Michigan State Capitol
Jimmy Emerson
/
Flickr
The Michigan State Capitol.

The bipartisan group working to replace Michigan’s term limits law is asking state lawmakers to put its proposed constitutional amendment on the November ballot.

That would require a two-thirds vote of both chambers of the Legislature.

The alternative would be for the effort to gather the 425,059 signatures needed to put the proposal before voters.

Detroit Mayor Mike Duggan is working with the coalition, called Voters for Transparency and Term Limits. He said he has no doubts they’ll get to the signature threshold. But he has concerns about timing.

“If this were on the ballot now, we can start the conversation today to talk to voters about why this is important. If we have to wait till mid-July to submit them and they don’t get counted and certified till August, you’ve significantly shortened the campaign,” Duggan told reporters Monday at a press conference.
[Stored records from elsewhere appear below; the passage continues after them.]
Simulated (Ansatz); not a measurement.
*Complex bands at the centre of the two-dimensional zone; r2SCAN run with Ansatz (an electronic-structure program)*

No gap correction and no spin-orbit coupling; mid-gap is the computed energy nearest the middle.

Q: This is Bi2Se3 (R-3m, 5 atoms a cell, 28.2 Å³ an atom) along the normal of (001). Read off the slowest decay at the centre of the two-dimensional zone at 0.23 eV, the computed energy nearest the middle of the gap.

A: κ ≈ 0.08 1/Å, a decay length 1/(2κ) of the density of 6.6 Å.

The proposed amendment would allow lawmakers to serve a combined total of 12 years in the state Legislature. That’s opposed to the current system which caps legislators at serving three elected terms in the state House and two in the state Senate. In many cases, that’s 14 years in office.

Patrick Anderson helped get Michigan’s existing term limits passed in 1992 and now opposes the effort to replace it. He argued the petition would weaken the term limits in Michigan.

"It's clearly not bettering what we did 30 years ago," Anderson said. "The citizens actually adopted this ... and 59% of the voters put it into the constitution."

Supporters argued their change would give lawmakers enough time to better serve in their respective chambers rather than jumping between the House and Senate.

Another piece of the proposal would require legislators, the governor, lieutenant governor, secretary of state, and attorney general to file annual financial disclosure reports. It would require disclosure rules at least as strict as those members of Congress must follow.

“Michigan voters have a right to know where their statewide elected officials get their income from. We should know whether they have a conflict when they are voting on an issue that affects our communities,” former League of Women Voters of Michigan President Judy Karandjeff said.

Anderson agreed Michigan needs financial disclosure policies. But he said they should be specific to Michigan instead of being based on a federal law.

“We should have better disclosure laws in Michigan adopted by the Michigan Legislature, signed by the Michigan governor and implemented in Michigan. That’s what we should have. Unfortunately, this proposal is not that,” he said.

Michigan is one of two states that does not require financial disclosure for lawmakers. The other is Idaho.